Now that Donald Trump has won the presidency, one of his transition team’s top priorities should be ensuring that the candidate who came to power on a pledge to drain the federal swamp of corruption and self-dealing is not pulled into the mire upon his inauguration. The problem is not Trump’s wealth per se; America has had many wealthy presidents. The problem is the form of Trump’s wealth.

Not since the early decades of the Republic, when presidents like Washington, Jefferson, and Jackson held fortunes built in part on land speculation, has an American president taken office whose wealth was so extensively rooted in real property. But there is more to the Trump Organization than trophy properties and golf courses. Donald Trump is a brand unto himself, a name that appears on everything from neckties to cologne to bottled water. Donald J. Trump brand eyeglasses (made in China) are available for purchase online. The Trump Winery, located down the road from Thomas Jefferson’s Monticello, produces Trump Cabernet, Bordeaux, and Viognier. All these assets are managed by a closely-held corporation at the heart of which is Trump and his adult children.

So how is the President-elect to manage his wealth while running the nation? During the 1990s, Bill Clinton cashed in most of his securities to avoid a conflict of interests. Other presidents like John F. Kennedy, Lyndon Johnson, and George Bush (both father and son) relied heavily on blind trusts. These presidents had no control over the trusts, nor did they have any knowledge of the assets held in them. And since the presidents had no idea what assets were in the trusts, their decisions could not be influenced by the prospect of private gain.

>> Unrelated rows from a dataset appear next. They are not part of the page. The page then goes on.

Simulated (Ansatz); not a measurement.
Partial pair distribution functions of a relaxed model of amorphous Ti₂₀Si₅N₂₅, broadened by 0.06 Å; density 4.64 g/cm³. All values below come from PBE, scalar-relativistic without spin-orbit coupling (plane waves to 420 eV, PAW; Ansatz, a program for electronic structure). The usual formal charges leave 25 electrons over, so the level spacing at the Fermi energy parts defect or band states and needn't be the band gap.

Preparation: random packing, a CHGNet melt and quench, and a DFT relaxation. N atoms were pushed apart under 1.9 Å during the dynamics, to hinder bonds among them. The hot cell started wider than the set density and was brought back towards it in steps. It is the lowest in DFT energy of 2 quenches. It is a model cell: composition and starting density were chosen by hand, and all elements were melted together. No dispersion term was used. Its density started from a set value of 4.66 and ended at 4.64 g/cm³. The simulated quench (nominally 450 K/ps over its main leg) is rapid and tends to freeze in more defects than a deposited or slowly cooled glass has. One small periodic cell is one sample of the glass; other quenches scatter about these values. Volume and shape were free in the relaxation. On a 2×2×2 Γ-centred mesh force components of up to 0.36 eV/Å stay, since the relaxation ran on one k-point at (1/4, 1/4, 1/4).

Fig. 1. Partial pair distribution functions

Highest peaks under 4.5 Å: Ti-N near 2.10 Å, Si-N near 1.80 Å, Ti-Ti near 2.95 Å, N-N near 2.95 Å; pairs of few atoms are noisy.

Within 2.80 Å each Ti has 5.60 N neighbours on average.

A blind trust would entail selling Trump’s assets and reinvesting the proceeds in securities, which would be managed by trustees for his sole benefit. Trump would not know which securities the trust contained, rendering it impossible for his administration to engage in self-dealing. Having his children assume control over his holdings would hardly put blinders on Trump’s financial interests. And with Donald Jr., Ivanka, and Eric already hard at work on Trump’s transition team, it seems unlikely that our President-elect will be keeping his children out of politics.

Neither the Constitution nor federal law explicitly requires the president to divest his assets in order to avoid a conflict of interest, but that may be the only meaningful solution available if President Trump is to avoid falling afoul of legal, constitutional, and ethical strictures. For example, Article I of the Constitution prohibits the President from accepting any present or emolument of any kind from a foreign state without the consent of Congress. Depending on how one interprets the word emolument, it is not difficult to imagine how Trump’s ongoing joint golf course venture with a U.A.E. government-controlled enterprise might raise constitutional alarm bells. This is of course not his only foreign holding: SEC filings indicate that Donald Trump owns a direct stake in over 500 companies including many in strategic countries such as Dubai, Egypt, India, Israel, the Philippines, and more.

Furthermore, the Foreign Corrupt Practices Act bars any domestic concern (including business trusts) from making payments, offers, or promises to pay money or anything of value with the knowledge that the payment or promise will be passed on to a foreign official for the purpose of securing a business advantage. No matter how fair the face value of the transaction, any foreign dealings by the Trump Organization’s business trust could be suspect under this provision. Foreign enterprises (and associated government officials) might be keen to do business with the Trump Organization for the sole reason that the leader of the free world is its chief beneficiary. Steering clear of even a perception of impropriety under the FCPA would thus be a herculean task for a business trust run by the President’s own children.

It is as important for the President to govern fairly as it is for him to be seen to govern fairly, and divestiture would make both these things possible for Trump. Divestiture can be accomplished without tax pain.  Under the IRS code, Trump would not be forced to recognize capital gain on the sale of inception assets in a blind trust. He should welcome this once-in-a-lifetime opportunity to diversify without the usual penalty.

Divestiture would be good business for the Trump Organization and good politics for the nation. It would, as the Dealmaker in Chief might say, be a win-win proposition.